By , Editor, ITWeb Africa
South Africa , 01 Nov 2012

SA online personal finance tool market heats up

Competition in the online personal finance management tool space has notched up a level in South Africa today after the country’s accounting software firm Pastel entered this market.

In January, South African startup 22Seven.com unveiled its online personal finance tool that uses slickly designed digital graphs to help users better manage the spending of their hard-earned cash. Users of 22Seven also pay a monthly subscription fee to use the service, which is independent of banks.

The startup, though, received intense criticism at the time for requiring users to enter their internet banking login details. 22Seven officials also did not consult with banks about what they were planning to offer, resulting in financial institutions such as ABSA warning customers to shun the service for security reasons.
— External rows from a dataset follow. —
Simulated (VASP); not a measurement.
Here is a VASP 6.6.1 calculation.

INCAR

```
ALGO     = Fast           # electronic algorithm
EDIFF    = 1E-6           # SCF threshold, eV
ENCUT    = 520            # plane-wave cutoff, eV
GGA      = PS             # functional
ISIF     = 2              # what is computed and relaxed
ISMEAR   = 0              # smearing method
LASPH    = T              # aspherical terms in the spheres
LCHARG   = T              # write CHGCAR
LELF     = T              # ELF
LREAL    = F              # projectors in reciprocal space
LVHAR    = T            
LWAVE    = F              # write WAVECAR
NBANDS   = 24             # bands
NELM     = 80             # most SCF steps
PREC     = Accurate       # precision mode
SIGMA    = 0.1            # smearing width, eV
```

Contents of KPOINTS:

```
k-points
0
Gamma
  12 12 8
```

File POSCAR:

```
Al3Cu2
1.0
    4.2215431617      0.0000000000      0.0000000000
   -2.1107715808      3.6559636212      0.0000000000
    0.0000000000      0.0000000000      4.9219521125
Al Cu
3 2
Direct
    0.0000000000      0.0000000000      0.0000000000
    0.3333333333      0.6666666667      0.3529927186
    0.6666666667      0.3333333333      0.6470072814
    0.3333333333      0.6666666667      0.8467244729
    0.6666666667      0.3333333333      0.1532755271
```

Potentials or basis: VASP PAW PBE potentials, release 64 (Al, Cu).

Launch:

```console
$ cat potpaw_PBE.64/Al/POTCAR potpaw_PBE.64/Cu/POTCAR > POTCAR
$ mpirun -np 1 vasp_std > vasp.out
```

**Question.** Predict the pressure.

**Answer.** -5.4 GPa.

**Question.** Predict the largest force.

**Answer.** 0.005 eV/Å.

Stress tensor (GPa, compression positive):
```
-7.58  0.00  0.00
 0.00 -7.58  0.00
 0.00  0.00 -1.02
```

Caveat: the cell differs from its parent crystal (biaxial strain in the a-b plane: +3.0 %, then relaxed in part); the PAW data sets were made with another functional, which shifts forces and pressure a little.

Founder of 22Seven, Christo Davel, throughout the debacle stressed the safety of his service, as he explained that it is using account aggregation service Yodlee. Yodlee as a service intends to ensure that internet banking login details of, for instance, 22Seven users are never capable of being viewed by anyone else.

The storm around 22Seven did, however, die down, and ten months later the likes of financial institution Nedbank unveiled its personal finance tool, dubbed ‘My Financial Life’.

Now Pastel has also entered this market, with the online product also requiring users internet banking login details to use the service.

Yet compared to 22Seven, My Money is free, as Pastel Accounting managing director Steven Cohen explained.

“For them (22Seven) it was about actually making money out of personal finance; for us this thing’s been like a fun project,” said Cohen.

He added that the free offering is intended to be a hook to attain customers for his firm’s Sage Pastel Online hub, which provides businesses with one central location to access the company’s bouquet of cloud-based business tools.

The hub offers online accounting, payroll, personal finance and marketing services as well as Black Economic Empowerment (BEE) certification.

He also says that take up of the firm’s online personal finance tool has been promising thus far, with 10% of the firm’s users signing up for it since Monday.

Cohen, though, says that his company is not going to be 22Seven’s last competitor.

“ABSA’s going to do their own thing, Standard Bank going’s to do their own thing, First National Bank’s doing their own thing, and apparently so is Discovery doing their own thing.

“So, this is going to be interesting, everyone is wanting to climb onto the personal finance bandwagon, but where we’ve got the edge is that we’re agnostic,” he added.

In an interview with ITWeb Africa late last month, Christo Davel acknowledged that more competitors could enter his firm’s industry space.

“It’s going to become prolific in the sense that I think more and more big players are going to do this, because it just makes sense,” he said.

“The question then is going to be who is going to be the best for the end-user. And I think that’s where I can’t wait for that to happen, because I think then whoever designs the best service will gather the most followers,” he noted.

Information Technology analyst at Frost & Sullivan, Mervin Miemoukanda, says that another competitor in the personal finance management tool space is one sign of many that the idea of cloud computing is becoming more acceptable in South Africa.

Security concerns are not as prominent as they used to be about cloud services such as Pastel's My Money, said Miemoukanda.

“If you look at it compared to the last five years, they are more confident and they are well acquainted with cloud now,” he told ITWeb Africa.